Hard at work on the artistic periphery

Interview

BEIRUT: The silhouette of an aristocratic crown caps an elaborately drooping form that seems to bear 10 breasts. The roof of a temple tops a shape that curls up on one side like an elephant's trunk. A tower climbs out of what appears to be the stylized body of a mollusk. Mona Marzouk's paintings for the series "The Morphologist and the Architect," on view last fall at Beirut's Galerie Sfeir-Semler, bespeak an active and intrepid imagination.

But as wild as Marzouk's subject may be, her style is remarkably streamlined, superflat and minimal. Her two-toned canvases are nearly austere, with a pastel color palette reminiscent of the British painter Gary Hume's work.

Where her colors come from is anyone's guess, including her own. "[It] is a very tricky matter because I really can't say for sure," she says. "Every series pushes me into a different color zone. It really depends on how I feel about the subject I'm painting. The color schemes I used in the 'Morphologist' have this sensuality and seductiveness about them that I felt really added character to the shapes.
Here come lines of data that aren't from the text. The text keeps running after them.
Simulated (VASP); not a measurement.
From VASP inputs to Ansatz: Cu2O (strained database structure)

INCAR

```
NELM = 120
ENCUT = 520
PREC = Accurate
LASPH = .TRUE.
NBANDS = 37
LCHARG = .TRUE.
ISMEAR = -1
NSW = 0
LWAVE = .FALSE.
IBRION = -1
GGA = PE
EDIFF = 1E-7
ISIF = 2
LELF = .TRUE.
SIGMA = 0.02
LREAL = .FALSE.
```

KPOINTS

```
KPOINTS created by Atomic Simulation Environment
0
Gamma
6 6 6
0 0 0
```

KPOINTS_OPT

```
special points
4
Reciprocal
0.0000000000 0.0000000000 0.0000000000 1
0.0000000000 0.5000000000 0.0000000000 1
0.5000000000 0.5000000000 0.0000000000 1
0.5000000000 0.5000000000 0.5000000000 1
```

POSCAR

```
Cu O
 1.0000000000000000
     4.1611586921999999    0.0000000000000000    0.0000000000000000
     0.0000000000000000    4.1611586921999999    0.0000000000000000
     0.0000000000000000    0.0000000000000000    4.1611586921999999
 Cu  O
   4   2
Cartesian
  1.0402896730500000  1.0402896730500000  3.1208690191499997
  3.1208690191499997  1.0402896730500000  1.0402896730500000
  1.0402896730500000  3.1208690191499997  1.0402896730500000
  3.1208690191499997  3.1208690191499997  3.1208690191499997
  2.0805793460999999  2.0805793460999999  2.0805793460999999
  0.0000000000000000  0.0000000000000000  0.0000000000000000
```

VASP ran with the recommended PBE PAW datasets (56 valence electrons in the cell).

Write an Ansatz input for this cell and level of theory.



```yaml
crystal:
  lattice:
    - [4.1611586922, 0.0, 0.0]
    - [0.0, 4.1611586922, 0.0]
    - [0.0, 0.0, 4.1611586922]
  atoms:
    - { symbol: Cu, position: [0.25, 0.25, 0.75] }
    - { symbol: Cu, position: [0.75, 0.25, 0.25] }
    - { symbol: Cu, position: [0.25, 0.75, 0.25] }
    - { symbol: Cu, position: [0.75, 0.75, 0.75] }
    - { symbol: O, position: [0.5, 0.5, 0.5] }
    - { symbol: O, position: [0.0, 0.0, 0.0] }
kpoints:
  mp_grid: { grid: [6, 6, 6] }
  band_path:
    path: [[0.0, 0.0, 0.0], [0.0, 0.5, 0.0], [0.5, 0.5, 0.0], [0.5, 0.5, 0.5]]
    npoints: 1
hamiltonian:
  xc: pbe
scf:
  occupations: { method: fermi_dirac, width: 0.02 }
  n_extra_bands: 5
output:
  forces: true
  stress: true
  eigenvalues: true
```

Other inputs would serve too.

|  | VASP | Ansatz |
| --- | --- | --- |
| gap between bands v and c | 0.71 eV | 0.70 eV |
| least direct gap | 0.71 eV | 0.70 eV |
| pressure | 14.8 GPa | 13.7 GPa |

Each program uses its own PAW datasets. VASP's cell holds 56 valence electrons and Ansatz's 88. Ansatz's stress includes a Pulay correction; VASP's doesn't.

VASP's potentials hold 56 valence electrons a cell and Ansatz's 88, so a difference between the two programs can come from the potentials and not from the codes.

"A kind of dreamlike dimension was created when the hybrid shapes were colored with soft prismatic colors. I think they give you this feeling of twilight which is both somber and sensual. Just like when you can't tell the difference between early morning ... and late afternoon ... It's kind of confusing but attractive because you're in a time warp."

Unless one considers the city of Alexandria itself to be a kind of time warp, Marzouk's paintings seem to have nothing to do with the city where she lives and works. Alexandria - with its long-faded cosmopolitan glamour, its drab and dusty buildings and its threadbare grid of streets lining the sea - is nowhere to be found in her work. How curious, then, that Marzouk has lately put herself very much in thick of things in this place so often referred to as a ghost city.

Founded in 331 BC as a capital for Alexander the Great's empire, Alexandria has cemented its position in the (primarily Western) literary imagination through the legend of its library, the poetry of Constantine Cavafy and Giuseppe Ungaretti, the novels of Lawrence Durrell, Naguib Mahfouz ("Miramar"), Edwar al-Kharrat ("City of Saffron," "Girls of Alexandria") and Ibrahim Abdel Meguid, and through a potent little guidebook E. M. Forster wrote for the city while taking a break from writing "A Passage to India."

Alexandria is remembered for the colonial grandeur of its architecture and the intensely international flavor of the population that once lived there, before Gamal Abdel-Nasser kicked all the foreigners out.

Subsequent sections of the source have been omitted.